The child process waits for messages from the parent, and starts processing (in this case, it just starts a timer with a random timeout to simulate some work being done). Once it's done, it sends the result back to the parent process and uses process.disconnect() to disconnect itself from the parent (basically stopping the child process).
The parent process keeps track of the number of child processes started, and the number of them that have sent back a result. When those numbers are equal, the parent received all results from the child processes so it can combine all results and return the JSON result.
For a distributed problem like this, I've used zmq and it has worked really well. I'll give you a similar problem that I ran into, and attempted to solve via processes (but failed.) and then turned towards zmq.
Using bcrypt, or an expensive hashing algorith, is wise, but it blocks the node process for around 0.5 seconds. We had to offload this to a different server, and as a quick fix, I used essentially exactly what you did. Run a child process and send messages to it and get it to
respond. The only issue we found is for whatever reason our child process would pin an entire core when it was doing absolutely no work.(I still haven't figured out why this happened, we ran a trace and it appeared that epoll was failing on stdout/stdin streams. It would also only happen on our Linux boxes and would work fine on OSX.)
edit:
The pinning of the core was fixed in https://github.com/joyent/libuv/commit/12210fe and was related to https://github.com/joyent/node/issues/5504, so if you run into the issue and you're using centos + kernel v2.6.32: update node, or update your kernel!
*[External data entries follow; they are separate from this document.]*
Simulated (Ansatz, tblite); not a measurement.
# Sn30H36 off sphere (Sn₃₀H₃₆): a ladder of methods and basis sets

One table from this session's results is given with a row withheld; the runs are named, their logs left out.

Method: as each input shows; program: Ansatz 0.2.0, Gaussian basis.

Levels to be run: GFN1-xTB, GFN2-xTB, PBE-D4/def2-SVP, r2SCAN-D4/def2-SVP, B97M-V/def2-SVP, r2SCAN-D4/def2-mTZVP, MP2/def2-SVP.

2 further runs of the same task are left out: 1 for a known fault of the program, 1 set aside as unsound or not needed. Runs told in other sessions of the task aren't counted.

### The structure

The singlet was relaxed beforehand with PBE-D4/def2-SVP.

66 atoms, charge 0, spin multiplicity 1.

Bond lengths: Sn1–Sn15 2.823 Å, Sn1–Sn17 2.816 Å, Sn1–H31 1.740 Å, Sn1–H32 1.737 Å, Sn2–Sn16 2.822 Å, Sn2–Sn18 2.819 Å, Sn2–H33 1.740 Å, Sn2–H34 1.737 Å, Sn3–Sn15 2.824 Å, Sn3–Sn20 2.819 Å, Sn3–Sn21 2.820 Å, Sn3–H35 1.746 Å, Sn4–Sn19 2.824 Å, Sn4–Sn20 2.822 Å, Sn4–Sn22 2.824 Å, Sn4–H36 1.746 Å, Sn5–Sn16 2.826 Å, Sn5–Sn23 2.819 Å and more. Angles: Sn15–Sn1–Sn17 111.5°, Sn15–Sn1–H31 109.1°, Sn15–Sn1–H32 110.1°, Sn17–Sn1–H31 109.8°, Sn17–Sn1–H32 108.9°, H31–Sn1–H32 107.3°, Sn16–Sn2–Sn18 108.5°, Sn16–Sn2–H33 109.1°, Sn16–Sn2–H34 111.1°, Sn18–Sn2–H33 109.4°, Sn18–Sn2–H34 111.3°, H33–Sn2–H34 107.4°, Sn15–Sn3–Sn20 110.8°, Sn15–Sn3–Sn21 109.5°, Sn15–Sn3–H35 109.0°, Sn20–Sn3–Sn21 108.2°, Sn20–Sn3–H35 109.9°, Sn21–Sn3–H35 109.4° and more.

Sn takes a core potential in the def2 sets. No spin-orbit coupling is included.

Regardless of the issues I had with child_process.fork(), here's a nifty pattern I always use
client:
var child_process = require('child_process');
function FileParser() {
this.__callbackById = [];
this.__callbackIdIncrement = 0;
this.__process = child_process.fork('./child');
this.__process.on('message', this.handleMessage.bind(this));
}
FileParser.prototype.handleMessage = function handleMessage(message) {
var error = message.error;
var result = message.result;
var callbackId = message.callbackId;
var callback = this.__callbackById[callbackId];
if (! callback) {
return;
}
callback(error, result);
delete this.__callbackById[callbackId];
};
FileParser.prototype.parse = function parse(data, callback) {
this.__callbackIdIncrement = (this.__callbackIdIncrement + 1) % 10000000;
this.__callbackById[this.__callbackIdIncrement] = callback;
this.__process.send({
data: data, // optionally you could pass in the path of the file, and open it in the child process.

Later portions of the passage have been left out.